However, Skiles said the “Miracle” also provided lessons that can be true of any industry, including trucking.

“We weren’t alone [in the plane] that day because of a revolution that has occurred in the aviation industry where we challenged everything we thought to be normal, and we changed how we operated,” Skiles said. “When I first began at US Air in 1986, safety efforts primarily focused on making the machine better. We developed sophisticated autopilots and GPS systems. Machines can take over the physical tasks of piloting an aircraft, but they’re less adept at strategic thought.”

Skiles said that back when he began flying for US Airways, pilots were assumed to be trained when they were hired. US Airways suffered five fatal crashes in five years in the early 1990s, but the major airlines haven’t had one in the United States in 14 years thanks to a newly developed focus on the crew, not the planes.

“There was no ongoing [safety] training,” he said. “We had a top-down management system dating from the early days of aviation where rank was everything. It took a number of years to change that culture. We developed procedures that required us to interact with each other. You reduce or eliminate so much human error by using two brains and two sets of eyes. Today, a pilot doesn’t fly an airliner. A crew flies an airliner. We learn from the collective experiences of the entire 5,000-pilot group. We boldly changed our industry.”

Sullenberger and Skiles hadn’t met until they began the trip four days earlier. And Skiles, who was in an Airbus cockpit for the first time that afternoon, although he had been with US Airways for more than two decades, was actually flying the plane until it hit a flock of birds that destroyed one engine and crippled the other, at which point the more senior pilot took command.

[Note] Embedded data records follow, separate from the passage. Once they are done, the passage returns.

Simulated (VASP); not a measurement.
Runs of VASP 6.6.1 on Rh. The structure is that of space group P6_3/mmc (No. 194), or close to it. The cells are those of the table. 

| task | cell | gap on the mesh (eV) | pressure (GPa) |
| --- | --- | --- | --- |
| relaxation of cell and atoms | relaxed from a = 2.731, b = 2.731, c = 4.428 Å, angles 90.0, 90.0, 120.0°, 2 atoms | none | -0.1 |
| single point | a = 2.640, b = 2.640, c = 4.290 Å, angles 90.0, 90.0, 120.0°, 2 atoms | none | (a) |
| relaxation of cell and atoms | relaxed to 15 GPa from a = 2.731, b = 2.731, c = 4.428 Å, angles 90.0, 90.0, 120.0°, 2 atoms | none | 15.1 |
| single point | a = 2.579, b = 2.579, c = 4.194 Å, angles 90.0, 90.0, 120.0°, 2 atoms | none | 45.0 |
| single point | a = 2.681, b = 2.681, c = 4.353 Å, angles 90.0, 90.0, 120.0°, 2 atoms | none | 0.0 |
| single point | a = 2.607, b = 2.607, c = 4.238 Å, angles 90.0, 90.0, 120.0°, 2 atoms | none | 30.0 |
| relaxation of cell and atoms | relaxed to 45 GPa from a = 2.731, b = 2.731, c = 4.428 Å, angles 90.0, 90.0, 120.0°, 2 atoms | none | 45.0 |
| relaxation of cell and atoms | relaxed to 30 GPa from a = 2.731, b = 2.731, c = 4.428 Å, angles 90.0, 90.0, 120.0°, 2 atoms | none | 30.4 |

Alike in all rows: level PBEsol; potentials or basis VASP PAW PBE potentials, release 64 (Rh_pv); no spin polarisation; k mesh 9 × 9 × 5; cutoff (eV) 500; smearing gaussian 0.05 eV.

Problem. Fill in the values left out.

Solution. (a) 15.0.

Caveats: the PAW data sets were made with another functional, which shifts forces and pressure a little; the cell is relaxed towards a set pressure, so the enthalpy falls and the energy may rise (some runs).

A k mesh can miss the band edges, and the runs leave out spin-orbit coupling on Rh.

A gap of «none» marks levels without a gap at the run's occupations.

“Twenty years ago, Sully would’ve had to do everything, and I would’ve been waiting for orders,” Skiles said. “[But on Flight 1549], all I needed was to hear him say, ‘My aircraft’ and I knew my role changed to troubleshooter. There wasn’t much verbal communication between us. We never made eye contact, but … we knew what we could depend on each other to do. We accomplished our individual goals and thus worked together seamlessly. We had spent decades making the machines safer, but only when we chose to start focusing on the people and giving them the tools to be successful to work with this amazing technology, only then could we truly achieve real safety in the aviation industry.”